# Want to squat in a small town in middle GA?



## urchin (Jan 13, 2013)

A few months back I posted about squatting a strip mall. Sadly I never got my brother's phone so I could take pictures. Overall it'd be best for those with their own gear in case one couldn't go in. 

Now however I know of a place to squat in a town west of my hometown. Overall the place has MANY abandoned/unused homes but where I'm speaking of is prime if you need a place that's safe from the elements, has nice room overall, and is completely unused. Trust me a friend (who I'm currently housed with) and I checked it again this morning after I told her about my idea a few days ago. 

It had a crawl space for collecting materials before cracking it open, a small doghouse that may need fixing up, a shed, several bedrooms (I want to say at least three), a swing bench, nice porch, and big backyard complete with clothesline (if you like to do that kind of thing). It's next to an abandoned schoolhouse that has been sitting there for a few years according to my friend. Nobody would suspect a thing. 

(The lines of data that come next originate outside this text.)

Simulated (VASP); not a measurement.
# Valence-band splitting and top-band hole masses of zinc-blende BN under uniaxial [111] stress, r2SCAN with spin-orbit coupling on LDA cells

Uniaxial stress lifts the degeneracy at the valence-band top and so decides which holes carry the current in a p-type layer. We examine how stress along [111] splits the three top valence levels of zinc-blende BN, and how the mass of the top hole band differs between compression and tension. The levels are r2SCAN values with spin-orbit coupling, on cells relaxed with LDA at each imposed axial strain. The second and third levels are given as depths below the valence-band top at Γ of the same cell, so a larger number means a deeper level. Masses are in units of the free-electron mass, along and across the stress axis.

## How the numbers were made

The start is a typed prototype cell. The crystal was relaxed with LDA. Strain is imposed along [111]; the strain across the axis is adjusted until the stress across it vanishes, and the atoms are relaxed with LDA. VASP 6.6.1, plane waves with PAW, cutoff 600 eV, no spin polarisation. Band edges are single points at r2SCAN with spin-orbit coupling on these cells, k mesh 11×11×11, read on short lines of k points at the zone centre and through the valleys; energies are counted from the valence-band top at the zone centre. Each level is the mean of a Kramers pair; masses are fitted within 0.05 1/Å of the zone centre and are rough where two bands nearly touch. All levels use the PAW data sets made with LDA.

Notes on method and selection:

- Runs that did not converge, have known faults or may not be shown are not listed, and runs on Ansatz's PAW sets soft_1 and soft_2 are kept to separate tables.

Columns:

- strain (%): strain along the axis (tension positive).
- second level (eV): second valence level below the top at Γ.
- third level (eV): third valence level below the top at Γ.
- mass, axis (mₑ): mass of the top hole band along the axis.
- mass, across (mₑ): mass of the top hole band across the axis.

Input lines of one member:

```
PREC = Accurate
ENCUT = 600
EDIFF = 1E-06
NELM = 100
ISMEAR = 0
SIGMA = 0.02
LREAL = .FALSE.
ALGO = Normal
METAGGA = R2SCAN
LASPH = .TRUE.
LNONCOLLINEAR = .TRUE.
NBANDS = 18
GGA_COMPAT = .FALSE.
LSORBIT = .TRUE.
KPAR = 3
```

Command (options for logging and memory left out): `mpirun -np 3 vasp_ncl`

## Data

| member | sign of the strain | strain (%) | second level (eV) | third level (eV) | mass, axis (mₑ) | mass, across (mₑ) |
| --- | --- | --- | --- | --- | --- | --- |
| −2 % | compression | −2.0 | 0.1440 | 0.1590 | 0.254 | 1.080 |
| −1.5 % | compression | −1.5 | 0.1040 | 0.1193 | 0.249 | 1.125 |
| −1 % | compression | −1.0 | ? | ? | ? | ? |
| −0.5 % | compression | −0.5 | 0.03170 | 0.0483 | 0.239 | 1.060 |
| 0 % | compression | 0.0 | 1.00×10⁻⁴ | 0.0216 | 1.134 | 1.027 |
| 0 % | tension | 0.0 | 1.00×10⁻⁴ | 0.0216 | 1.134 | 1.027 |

I'm looking to open it as soon, quietly, and quickly as possible with the hope the inside is as nice as the outside. It's roughly a half hour from the nearest decent town (where I grew up part of my life) by car and I plan checking the dumpsters in the morning. If you need more details hit me up on here or send me a message.


----------



## dharma bum (Jan 13, 2013)

What town are you talking about?


----------



## urchin (Jan 13, 2013)

Reynolds.


----------



## dharma bum (Jan 13, 2013)

Ew...


----------



## urchin (Jan 13, 2013)

Overall yes, but the area is ripe for squatters.


----------



## WindWalker1970 (Jan 13, 2013)

Good place to start a commune / group. Close to Macon and Atlanta , but still out in the country.


----------



## tobepxt (Jan 13, 2013)

there are good places to squat EVERYWHERE. in the cities, small towns, middle of nowhere.
the trick to a place being successful is the people who are involved... IMO...


----------



## dharma bum (Jan 14, 2013)

I lived at a "commune" in jeffersonville, ga (I'm from Macon) called the yander farm back when I was about 18 or 19. It was okay until old man yander started fucking with everybody and kicking people to the street. I left when the huge cabin burned down. I'm pretty sure it wasn't an accident. Those places don't usually last too long anyways...


----------



## dharma bum (Jan 14, 2013)

by the way... FUCK GA


----------



## scummy1990 (May 31, 2013)

hey im interested are u still around text me my number is 352-519-8604


----------



## urchin (Jun 5, 2013)

Sorry I'm far from there now.


----------